U.S. to Honor Mary McLeod Bethune With Historic First Black Statue at the Capitol

The United States has announced plans to erect a statue of educator and civil rights activist Mary McLeod Bethune in the U.S. Capitol’s Statuary Hall.

With the development, Bethune is set to be the first Black person to have a state-commissioned statue in the Capitol.

The statue, an 11-foot marble structure of Bethune, was sculpted by South Floridian artist Nilda Comas.

Comas, who was chosen from 1,600 applicants, also made history as the first Hispanic woman to create a sculpture for the National Statuary Hall of the Capitol. She made the sculpture from the largest (and last) piece of statuary marble from the quarry Michelangelo used to sculpt “David” in Italy over 500 years ago.

The sculpture has been on display at the News-Journal in Daytona Beach, Bethune’s home state of Florida since Monday, October 11.

And according to Florida Democratic U.S. Rep. Kathy Castor, the larger-than-life statue will remain displayed in Florida for more months till December 12.

Castor however revealed that the statue will be mounted in the Capitol’s National Statuary Hall in February 2022.

A photograph of Mary Bethune in January 1943 (Gordon Parks/Library of Congress)

Mary Bethune was an American educator, civil rights activist and feminist who is widely regarded for establishing a boarding school for Black girls with only $1.50 in 1904. The school later merged with a men’s college to become Bethune-Cookman University in Daytona Beach.

Her civil rights championing also led her to find the National Council of Negro Women, and become an adviser to President Franklin Roosevelt and multiple U.S. presidents.

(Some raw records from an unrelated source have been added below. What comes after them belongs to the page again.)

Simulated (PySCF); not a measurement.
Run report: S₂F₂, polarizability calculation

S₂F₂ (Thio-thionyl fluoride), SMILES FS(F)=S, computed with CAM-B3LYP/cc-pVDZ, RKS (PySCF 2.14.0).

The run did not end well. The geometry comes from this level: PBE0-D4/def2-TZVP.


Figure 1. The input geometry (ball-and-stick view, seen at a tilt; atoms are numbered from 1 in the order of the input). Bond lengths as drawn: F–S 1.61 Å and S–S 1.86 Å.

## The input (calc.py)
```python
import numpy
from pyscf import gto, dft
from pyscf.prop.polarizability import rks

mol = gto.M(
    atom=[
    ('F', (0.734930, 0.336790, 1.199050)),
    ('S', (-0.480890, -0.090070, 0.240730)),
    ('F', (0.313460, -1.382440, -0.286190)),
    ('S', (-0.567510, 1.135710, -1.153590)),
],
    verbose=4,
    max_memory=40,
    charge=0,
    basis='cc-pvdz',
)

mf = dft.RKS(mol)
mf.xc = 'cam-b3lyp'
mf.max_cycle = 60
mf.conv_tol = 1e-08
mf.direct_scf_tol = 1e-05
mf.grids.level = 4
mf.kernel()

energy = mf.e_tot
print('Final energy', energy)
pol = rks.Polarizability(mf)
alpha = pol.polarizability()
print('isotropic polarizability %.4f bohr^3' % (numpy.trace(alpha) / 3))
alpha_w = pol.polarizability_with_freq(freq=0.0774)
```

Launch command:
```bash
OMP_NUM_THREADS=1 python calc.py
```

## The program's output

Speaking at the unveiling of Bethune’s statue, Castor described the Black heroine as one who “embodies the very best of the Sunshine State”.

Castor added that, “Floridians and all Americans can take great pride in being represented by the great educator and civil rights icon”.

“I am glad that she is being rightfully recognized here in Florida before she travels to her place of honor and recognition by all of America in the U.S. Capitol.”